Friday, September 25, 2015

Jennifer Oriel and Female Victimhood


Jennifer Oriel, a recent contributor to the right wing think tank, the Institute of Public Affairs, provided an opinion piece to the Australian on 23 September 2015 which was breathtaking in its inaccuracy, curiously unabashed in its misrepresentation of recent history and laughingly inconsistent and self-defeating in is argument.  Evenso, it is still not worth paying the $4 The Australian is demanding for the opportunity to read it, so if you are curious I recommend a search of Google News.


The third paragraph dives deep into her argument:-

In six short days, the new Prime Minister has put an end to the era of female victimhood. His ministry is brimming with women keen to make a mark on federal politics, including the country’s first female defence minister.”

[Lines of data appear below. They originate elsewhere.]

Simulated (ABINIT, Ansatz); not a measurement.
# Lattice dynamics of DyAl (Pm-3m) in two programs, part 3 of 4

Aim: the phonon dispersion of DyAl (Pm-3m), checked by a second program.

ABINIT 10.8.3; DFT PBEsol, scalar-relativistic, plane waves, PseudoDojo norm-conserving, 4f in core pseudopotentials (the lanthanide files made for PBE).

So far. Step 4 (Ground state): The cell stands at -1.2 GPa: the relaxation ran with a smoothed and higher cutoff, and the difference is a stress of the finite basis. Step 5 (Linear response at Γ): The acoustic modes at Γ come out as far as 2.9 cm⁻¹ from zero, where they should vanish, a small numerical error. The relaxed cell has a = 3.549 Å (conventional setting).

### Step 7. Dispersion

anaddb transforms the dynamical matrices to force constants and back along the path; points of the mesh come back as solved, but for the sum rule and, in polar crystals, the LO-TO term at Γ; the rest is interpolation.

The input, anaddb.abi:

Oriel’s argument relies on the proposition that the appointment of 5 women to the Turnbull Cabinet represents the establishment of an era where people are appointed to Cabinet posts by virtue of their individual merits.  As a consequence, she announces the end of the opportunity for feminists, particularly those from the “hard left” to complain about discrimination. This is an end of the age of victimhood. Further, she posits, the age of merit will not be the nirvana for these hard left women that they may have anticipated. They are, of course, bereft of the merit so ably demonstrated by the conservative members of society so beloved of the IPA. Accordingly, they will not be troubling the current status quo which is of course full of meritorious men and a few women who can aspire to the great heights of their male betters - five at last count.

She illustrates the lack of merit by a discussion of that clearly unmeritorious hard left ideologue, Gillian Triggs and the evil Julia Gillard who launched into a diatribe about misogyny because that great egalitarian Tony Abbot looked at his watch.  She clearly did not watch the video and see the trigger.

I will not seek to defend either Triggs or Gillard.  The claims of the article are just too ridiculous to give credence to and don’t deserve to be prolonged by a response.  However, I cannot stand by and see logic so badly mauled in the name of opinion. 

The first observation is that if the appointment of 5 women represents the end of the age of victimhood and the beginning of the age of meritocracy, then prior to that time, the appointments were not made on merit.  Accordingly, the prior claims of discrimination are valid.  The idea of victimhood, an invention of the right wing media, was not kept alive by leftist complaints, but by the fact that discrimination was rife.

Secondly, if 5 women out of 24 cabinet members represents a cabinet based on merit, all the statistics which demonstrate clearly that for twenty years or more girls outscore boys at every level of education from preschool to post graduate must somehow not be related to merit. (see for example ABSGender differences in educational achievement )

Thirdly, if a society which maintains a 20% and rising gender pay gap suddenly becomes discrimination free as a result of the appointment of 5 women to cabinet, I have misunderstood discrimination. (Pay Gap Data)

And of course, the right wing garbage bin of “minority politics” to which she consigned the greater than 51% of our society comprising women – herself included – should rightly have been assigned to the Liberal Party which holds government by grace of a coalition with the National Party, while attracting less than 35% of the popular vote.  That however is not minority politics but the age of meritocracy.  If you are born to rule you deserve to rule.

“Perhaps women in public life should consider feeling less and thinking more, but such dedication to logic requires evidence, mental effort and the disciplined inhibition of emotional impulse: all anathema to hard left ideology.”

I will assume all readers were sufficiently amused by the above paragraph which accused the rest of the world of being driven by hard line ideology and not the logic, facts and evidence so clearly set out in her article. 


Clearly, she has nothing to gain from a meritocracy.